ArchiveTeam/grab-site

Getting 502 Bad Gateway Errors

syberphunk opened this issue · 2 comments

I have IP address overrides specified in my /etc/hosts for a domain.

If I directly wpull an URL from one of the addresses, it resolves fine, I get the file I expect using the override IP address.

If I use grab-site, and it finds one of these domains, I get a 502 gateway error, setting --debug doesn't tell me any further information, just that now for some reason I'm pulling a html page instead of say, a png image I'm expecting.

I've set dns wait times, --no-http-keep-alive, and --no-skip-getaddrinfo but I really can't nail down what's causing this problem when wpull is called via grab-site to access this domain.

The venv doesn't have its own proxy or dns settings.

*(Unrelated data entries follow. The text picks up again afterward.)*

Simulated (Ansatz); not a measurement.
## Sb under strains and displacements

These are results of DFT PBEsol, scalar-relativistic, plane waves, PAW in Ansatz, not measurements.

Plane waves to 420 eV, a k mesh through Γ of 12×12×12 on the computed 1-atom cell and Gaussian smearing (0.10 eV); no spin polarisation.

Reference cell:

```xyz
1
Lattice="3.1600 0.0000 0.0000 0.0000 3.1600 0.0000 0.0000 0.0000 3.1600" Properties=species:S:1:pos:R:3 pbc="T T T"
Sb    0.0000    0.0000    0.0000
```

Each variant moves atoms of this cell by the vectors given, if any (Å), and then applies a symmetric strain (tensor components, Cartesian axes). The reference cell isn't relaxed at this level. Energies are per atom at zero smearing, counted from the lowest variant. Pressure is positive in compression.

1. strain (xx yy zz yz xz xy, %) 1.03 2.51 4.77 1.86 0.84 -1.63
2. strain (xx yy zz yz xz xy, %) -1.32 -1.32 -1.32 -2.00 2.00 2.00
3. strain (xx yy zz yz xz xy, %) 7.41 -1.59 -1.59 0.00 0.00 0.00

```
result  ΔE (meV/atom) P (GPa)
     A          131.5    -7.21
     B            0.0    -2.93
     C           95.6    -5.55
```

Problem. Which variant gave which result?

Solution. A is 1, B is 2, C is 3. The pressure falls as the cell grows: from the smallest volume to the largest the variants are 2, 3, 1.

I'm really at a loss for narrowing down what grab-site is doing or how to debug it or ensure it's connecting to the domain properly to not cause this problem.

We have access to the server-side, and it's not even really hitting the site properly to grab the image. I'm bypassing any cdn we have.

It's weird.

Are you using --no-skip-getaddrinfo or --wpull-args=--no-skip-getaddrinfo ? The former won't work.

Are you using --no-skip-getaddrinfo or --wpull-args=--no-skip-getaddrinfo ? The former won't work.

The latter.